Systems like Mythos, AI-driven attack discovery systems, are expanding how attackers identify weaknesses. They don’t just automate exploitation; they automate discovery. They explore environments, test assumptions, and surface paths that would not have been obvious before.
The implication is not just that attacks are faster. It is that the space of possible attacks is expanding faster than detection can keep up.
Detection can only cover what is already understood. Threat hunting exists to test what is not.
Detection vs. Threat Hunting: Two Different Systems
Detection is based on knowns. It relies on predefined logic: rules, signatures, models, that map behavior to alerts. It is optimized for speed and repeatability.
Threat hunting operates differently. It starts from a hypothesis and tests it against raw telemetry. It is not triggered by alerts, and it does not assume the outcome in advance. Instead, it requires iterative analysis, correlation across systems, and decision-making at each step.
This difference is not philosophical. It is operational.
Detection scales because it is deterministic. Threat hunting does not scale because it is exploratory.
Why Threat Hunting Does Not Scale Today
In most organizations, threat hunting is constrained by execution.
A typical hypothesis-based hunt involves multiple stages: defining the hypothesis, identifying relevant data sources, writing queries, iterating through results, and refining the dataset. Each step requires judgment.
Even with strong tooling, this process is manual. Analysts must decide what to filter, what to group, what to ignore, and what to investigate further. As a result, only a limited number of hypotheses can be explored at any given time.
This leads to a common pattern: teams maintain a backlog of hypotheses but execute only a small subset. The majority are never tested.

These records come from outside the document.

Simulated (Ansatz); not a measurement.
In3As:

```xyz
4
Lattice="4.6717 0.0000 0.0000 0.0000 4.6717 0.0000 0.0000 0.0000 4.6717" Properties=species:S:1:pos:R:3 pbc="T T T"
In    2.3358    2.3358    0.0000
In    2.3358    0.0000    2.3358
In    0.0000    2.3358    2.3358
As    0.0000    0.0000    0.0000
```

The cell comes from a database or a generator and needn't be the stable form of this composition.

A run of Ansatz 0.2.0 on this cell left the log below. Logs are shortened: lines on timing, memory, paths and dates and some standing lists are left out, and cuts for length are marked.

In a static environment, this is inefficient. In a dynamic environment shaped by systems like Mythos, it creates a growing blind spot.
Making Threat Hunting Executable at Scale
To make threat hunting continuous, the execution model must change.
At Daylight, this is done by separating hypothesis definition from execution, and by introducing a system that can carry out investigations iteratively and in parallel.
There are two core types of hunts: hypothesis-based and IOC-based. Each serves a different purpose and follows a different execution model.
Hypothesis-Based Threat Hunting (Unknown Threats)
Hypothesis-based hunting is designed to uncover activity that is not already known or detected.
The process begins with a hypothesis defined by a security expert. For example, this could be misuse of service accounts, lateral movement patterns, or abnormal identity behavior.
Each hypothesis is broken down into a set of analyses. An analysis represents a structured way to test a specific aspect of that hypothesis. It includes an initial query, the relevant data sources, and the expected types of transformations required to refine the dataset.
Execution begins with deterministic data extraction. The system queries relevant telemetry, often across multiple systems and up to 90 days of historical data, to establish a complete starting dataset.
From there, the investigation becomes iterative.
Instead of following a predefined sequence of steps, the system uses a collection of specialized AI agents. Each agent performs a single function: filtering known benign activity, grouping events, identifying anomalies, or correlating signals across systems.
Each iteration takes the output of the previous step and decides how to refine it further. This creates a loop where the dataset is progressively reduced from broad activity to a small set of unexplained behaviors.
This approach has several important properties:
- It is non-deterministic in execution. The path of the investigation is determined by the data, not by a fixed playbook.
- It avoids compounding bias. Each step operates independently on the current dataset.
- It scales naturally. Multiple analyses can run in parallel.
The process continues until one of two outcomes is reached: either all activity is explained and the hypothesis is disproven, or unexplained behavior remains and is escalated for further investigation.
IOC-Based Threat Hunting (Known Threats)
IOC-based hunting serves a different purpose: validating exposure to known threats.
These hunts are triggered by external inputs such as threat intelligence, vulnerability disclosures, or indicators observed in other environments.
Unlike hypothesis-based hunts, IOC-based hunts are deterministic. They rely on predefined playbooks that define where to search, how to query data, and how far back to look.
Execution involves scanning across multiple data sources: endpoint, identity, cloud, and SaaS, to identify matches for the given indicator. Results are then correlated to determine scope and impact.
The outcome is binary: either the indicator is not present, or it is found and escalated.
While simpler in structure, IOC-based hunts provide critical coverage for known threats and complement hypothesis-based investigations.
From Execution Constraint to Continuous System
When both types of hunts are executed by a system rather than manually, the constraints that previously defined threat hunting are removed.
Hypothesis-based hunts can run continuously, testing multiple scenarios in parallel. IOC-based hunts can be triggered and executed immediately across all relevant data.
This enables a shift from periodic investigation to continuous validation.
Instead of asking "what should we hunt next," teams can ask "what have we not yet validated," and have the system execute against that question.
What This Enables
Running threat hunting as a system changes three things.
First, it increases coverage. More hypotheses can be tested across more data, more frequently.
Second, it improves consistency. Each investigation follows a controlled and repeatable process.
Third, it reduces time to outcome. Investigations that previously required hours or days can be completed in minutes.
These are not incremental improvements. They change what is operationally possible.
Final Thought
The shift introduced by systems like Mythos is not about speed alone. It is about expanding what attackers can discover.
As that space grows, detection becomes inherently incomplete.
Threat hunting is the only mechanism designed to explore that unknown space.
The question is no longer whether threat hunting is important. It is whether it can be executed continuously.
Until recently, the answer was no. Now, it can.